- Ministry Update
• May 1, 2008
• April 11, 2008
• January 28, 2008
• November 22, 2007
Ministry Update: May 1, 2008

URGENCY HAS MET OPPORTUNITY IN UGANDA.
Dear friends,
Last week I sat in appalled silence as I listened to a woman describe how one of the Uganda’s best-known televangelists used her to raise money by falsely claiming she’d been healed of AIDS—and then left her and her children ruined.
Days earlier, a top Christian leader told me: “While we’re registering many conversions to Christ, we’re not producing an equal quality of pastors who are grounded—who rightly divide the Word of truth. And because of that lack of quality leadership, our people are prey to deceit, to deception of all kinds—including cults.... Please, please, equip us for the truth.”
And I knew that we could wait no longer.
On April 11, John Divito and I asked you to pray boldly for our ten-day mission to Uganda. And God has graciously answered.
In partnership with the Kampala Evangelical School of Theology (KEST), CFAR is preparing to launch the Africa Center for Apologetics Research (ACFAR) in January of 2009.
African leaders have extended their hand to us. Now is the time to answer their appeal and establish a ministry that will equip Christians in East Africa for discernment and the defense of the Gospel!
Background
Say the word “cult” to a Ugandan, and he is likely to associate it with terror and tragedy. From the armed rebellion of Alice Lakwena’s Holy Spirit Army to the Lord’s Resistance Army of Joseph Kony, from the murderous Movement for the Restoration of the Ten Commandments of God to the apocalyptic World Message Last Warning, cults in Uganda have left scars that are deep and lasting.

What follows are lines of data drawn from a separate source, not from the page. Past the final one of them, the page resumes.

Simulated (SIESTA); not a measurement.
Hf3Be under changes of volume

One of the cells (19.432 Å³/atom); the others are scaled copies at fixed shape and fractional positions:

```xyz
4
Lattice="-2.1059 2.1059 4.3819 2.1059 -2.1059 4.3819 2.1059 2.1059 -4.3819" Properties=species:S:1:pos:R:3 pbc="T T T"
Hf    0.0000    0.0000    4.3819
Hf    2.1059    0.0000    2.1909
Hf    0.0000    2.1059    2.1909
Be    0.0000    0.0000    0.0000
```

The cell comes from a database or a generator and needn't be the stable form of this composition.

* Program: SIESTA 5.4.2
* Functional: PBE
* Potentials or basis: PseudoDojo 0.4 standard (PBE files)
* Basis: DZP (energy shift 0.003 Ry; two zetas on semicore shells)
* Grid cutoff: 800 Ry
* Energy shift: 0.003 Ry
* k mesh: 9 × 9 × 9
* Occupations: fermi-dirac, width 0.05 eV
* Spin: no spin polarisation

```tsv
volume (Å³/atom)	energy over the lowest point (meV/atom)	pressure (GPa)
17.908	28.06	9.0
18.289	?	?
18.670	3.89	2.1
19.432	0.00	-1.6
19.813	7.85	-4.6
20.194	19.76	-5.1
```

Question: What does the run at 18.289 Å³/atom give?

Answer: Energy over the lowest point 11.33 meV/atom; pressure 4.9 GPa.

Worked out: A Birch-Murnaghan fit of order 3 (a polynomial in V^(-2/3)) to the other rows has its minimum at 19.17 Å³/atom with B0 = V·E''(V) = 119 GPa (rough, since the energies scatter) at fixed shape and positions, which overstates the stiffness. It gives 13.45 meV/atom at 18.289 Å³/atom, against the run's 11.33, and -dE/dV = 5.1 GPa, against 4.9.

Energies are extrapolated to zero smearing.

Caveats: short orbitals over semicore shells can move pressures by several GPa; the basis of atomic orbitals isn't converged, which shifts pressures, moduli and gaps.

Powerful international cults like the Jehovah’s Witnesses and Mormons work largely unopposed. Lesser-known groups from Europe and North America, like the Branhamites and New Apostolic Church, are growing even more rapidly. Home-grown cults like that of Ugandan “god-man” Desteo Bisaka (who encourages the mass burning of Bibles) draw legions of followers.
But one of the most appalling realities of Uganda—and East Africa—today is the widespread abuse by charismatic pastors who take the teachings of heretical Word-Faith preachers like Kenneth Hagin and Kenneth Copeland and twist them further to callously manipulate and rob huge numbers of vulnerable Christians. Despite repeated scandals, such pastors are multiplying, even as they spread error, ruin lives, and blacken the reputation of Christ with almost no interference.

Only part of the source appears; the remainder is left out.